My comment follows their editorial. Take a look. If you look over the 416 comments submitted to their editorial online you'll see that a very hefty proportion of them also ask the obvious question of the NYT: why didn't you and why aren't you calling for impeachment? In their print edition today (1/3/08) the Times ran several letters to the editor about their editorial. None of the letters that they selected to print, however, call for impeachment.

December 31, 2007

EDITORIAL

Looking at America

There are too many moments these days when we cannot recognize our country. Sunday was one of them, as we read the account in The Times of how men in some of the most trusted posts in the nation plotted to cover up the torture of prisoners by Central Intelligence Agency interrogators by destroying videotapes of their sickening behavior. It was impossible to see the founding principles of the greatest democracy in the contempt these men and their bosses showed for the Constitution, the rule of law and human decency.

It was not the first time in recent years we’ve felt this horror, this sorrowful sense of estrangement, not nearly. This sort of lawless behavior has become standard practice since Sept. 11, 2001.

The country and much of the world was rightly and profoundly frightened by the single-minded hatred and ingenuity displayed by this new enemy. But there is no excuse for how President Bush and his advisers panicked — how they forgot that it is their responsibility to protect American lives and American ideals, that there really is no safety for Americans or their country when those ideals are sacrificed.

Out of panic and ideology, President Bush squandered America’s position of moral and political leadership, swept aside international institutions and treaties, sullied America’s global image, and trampled on the constitutional pillars that have supported our democracy through the most terrifying and challenging times. These policies have fed the world’s anger and alienation and have not made any of us safer.

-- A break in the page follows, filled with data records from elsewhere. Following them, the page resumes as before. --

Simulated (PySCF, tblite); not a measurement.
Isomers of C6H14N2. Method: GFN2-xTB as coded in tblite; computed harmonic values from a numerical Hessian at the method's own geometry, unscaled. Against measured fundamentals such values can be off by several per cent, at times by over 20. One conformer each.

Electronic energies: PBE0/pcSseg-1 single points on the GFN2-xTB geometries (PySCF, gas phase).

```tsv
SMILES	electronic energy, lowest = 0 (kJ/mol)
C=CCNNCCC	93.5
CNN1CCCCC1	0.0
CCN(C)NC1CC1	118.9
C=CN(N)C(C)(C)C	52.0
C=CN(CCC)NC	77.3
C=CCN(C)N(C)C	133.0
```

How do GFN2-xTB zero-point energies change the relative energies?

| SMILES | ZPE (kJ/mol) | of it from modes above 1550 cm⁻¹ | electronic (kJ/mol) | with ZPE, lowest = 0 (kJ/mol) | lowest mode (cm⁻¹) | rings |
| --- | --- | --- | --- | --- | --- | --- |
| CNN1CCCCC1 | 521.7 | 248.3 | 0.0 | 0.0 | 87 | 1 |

In the years since 9/11, we have seen American soldiers abuse, sexually humiliate, torment and murder prisoners in Afghanistan and Iraq. A few have been punished, but their leaders have never been called to account. We have seen mercenaries gun down Iraqi civilians with no fear of prosecution. We have seen the president, sworn to defend the Constitution, turn his powers on his own citizens, authorizing the intelligence agencies to spy on Americans, wiretapping phones and intercepting international e-mail messages without a warrant.

We have read accounts of how the government’s top lawyers huddled in secret after the attacks in New York and Washington and plotted ways to circumvent the Geneva Conventions — and both American and international law — to hold anyone the president chose indefinitely without charges or judicial review.

Those same lawyers then twisted other laws beyond recognition to allow Mr. Bush to turn intelligence agents into torturers, to force doctors to abdicate their professional oaths and responsibilities to prepare prisoners for abuse, and then to monitor the torment to make sure it didn’t go just a bit too far and actually kill them.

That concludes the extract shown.